- The market for colocation services is forecast to reach $25.5 billion, by the end of 2018.
- There is a growing need for data center IT capacity for medium and large enterprises, with an increasing share going to colocation data centers.
- IT decision makers expect an average of 33 percent growth in total data center capacity (as measured in IT racks), from 2018 to 2019. More than half (58 percent) of IT racks are expected to be placed in colocation data centers in 2019, up from 49 percent in 2018.
- More than one-third (37 percent) of IT budgets will be spent on colocation services in 2019, up from 31 percent in 2018.
Using a panel of qualified IT decision-makers, IHS Markit conducted a web-based survey with 114 North American organizations using colocation services. Colocation services are defined as the leasing of data center space, power, connectivity, security, and environmental controls.

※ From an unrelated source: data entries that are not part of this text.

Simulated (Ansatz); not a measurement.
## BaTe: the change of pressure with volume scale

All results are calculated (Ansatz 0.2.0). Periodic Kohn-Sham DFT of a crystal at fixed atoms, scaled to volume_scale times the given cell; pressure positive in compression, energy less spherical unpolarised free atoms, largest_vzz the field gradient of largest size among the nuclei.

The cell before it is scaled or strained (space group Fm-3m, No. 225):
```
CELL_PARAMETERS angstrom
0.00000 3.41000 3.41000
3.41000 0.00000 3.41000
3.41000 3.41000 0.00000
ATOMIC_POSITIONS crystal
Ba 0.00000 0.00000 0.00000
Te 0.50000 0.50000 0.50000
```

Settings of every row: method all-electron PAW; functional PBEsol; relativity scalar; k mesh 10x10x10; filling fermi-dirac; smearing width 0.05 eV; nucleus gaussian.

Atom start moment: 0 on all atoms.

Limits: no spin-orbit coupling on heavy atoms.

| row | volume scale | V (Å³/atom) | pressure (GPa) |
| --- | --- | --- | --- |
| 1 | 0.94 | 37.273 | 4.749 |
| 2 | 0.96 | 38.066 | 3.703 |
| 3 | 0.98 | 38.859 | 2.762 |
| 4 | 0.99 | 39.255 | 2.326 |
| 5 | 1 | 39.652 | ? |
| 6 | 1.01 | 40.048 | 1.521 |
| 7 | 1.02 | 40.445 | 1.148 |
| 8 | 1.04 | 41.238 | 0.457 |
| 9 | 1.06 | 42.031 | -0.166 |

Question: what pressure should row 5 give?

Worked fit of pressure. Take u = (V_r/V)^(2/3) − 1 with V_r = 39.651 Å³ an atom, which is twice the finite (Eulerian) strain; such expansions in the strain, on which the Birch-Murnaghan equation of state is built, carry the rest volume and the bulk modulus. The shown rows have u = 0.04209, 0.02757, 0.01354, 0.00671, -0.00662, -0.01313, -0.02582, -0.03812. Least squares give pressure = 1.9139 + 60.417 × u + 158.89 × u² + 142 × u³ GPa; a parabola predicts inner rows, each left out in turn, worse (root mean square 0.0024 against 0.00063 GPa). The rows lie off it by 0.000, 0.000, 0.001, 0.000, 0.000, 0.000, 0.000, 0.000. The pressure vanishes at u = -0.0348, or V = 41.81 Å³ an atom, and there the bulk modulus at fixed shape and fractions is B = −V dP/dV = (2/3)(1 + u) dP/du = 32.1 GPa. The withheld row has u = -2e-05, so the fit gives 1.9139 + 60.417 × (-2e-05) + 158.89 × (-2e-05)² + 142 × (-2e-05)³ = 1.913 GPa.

The survey revealed that enterprises are driven to adopt colocation services to increase their application performance, improve speed of deployment into new data center space, and decrease operational costs. Respondents expect to grow their overall data center
capacity and to increase adoption of colocation services in 2019.
A key consideration for all data center planning and deployment is how to address edge computing requirements. In general, a variety of methods are being assessed to ensure low latency connections to users across the globe, but colocation services ranked highest among respondents as a key means to address this issue. These findings suggest a new surge of growth coming from this use case. In addition to colocation, micro data centers (a previously niche offering) was highly ranked to support processing and storage needs across dispersed geographies.
Barriers to colocation adoption do exist, with outage concerns, compliance and regulatory issues, and concerns around changes to internal procedures topping the list. However, many of these are surmountable for providers with a bit of education and proof points provided, especially for outage concerns, given that most colocation data centers have better uptime metrics than enterprise data centers.
In evaluating colocation service providers, security was clearly the most important criterion for selection. Because colocation data centers are inherently more trafficked than enterprises’ on-premises data centers, assurance of security is important with on-site guards, video surveillance, multi-point access control including physical and biometric barriers, and cabinet/cage level locks as examples of features offered.
Colocation will continue to play an important role in the increasingly hybrid approach enterprises take toward deploying data center capacity. At present, medium and large enterprises still lean toward operating on-premises data centers. But over the next year, we expect these same enterprises to move more to cloud and colocation services, causing an increased use of off-premises versus on-premises data centers.
This survey addresses the state of colocation adoption by medium to large enterprises and how it will change over the next two years. The report analyzes the drivers, barriers, and selection criteria for choosing colocation providers. Respondent organizations hail from a variety of industry verticals, with the largest portion coming from the IT services industry, which includes companies offering cloud and colocation services and other technical support services that require a large data center presence.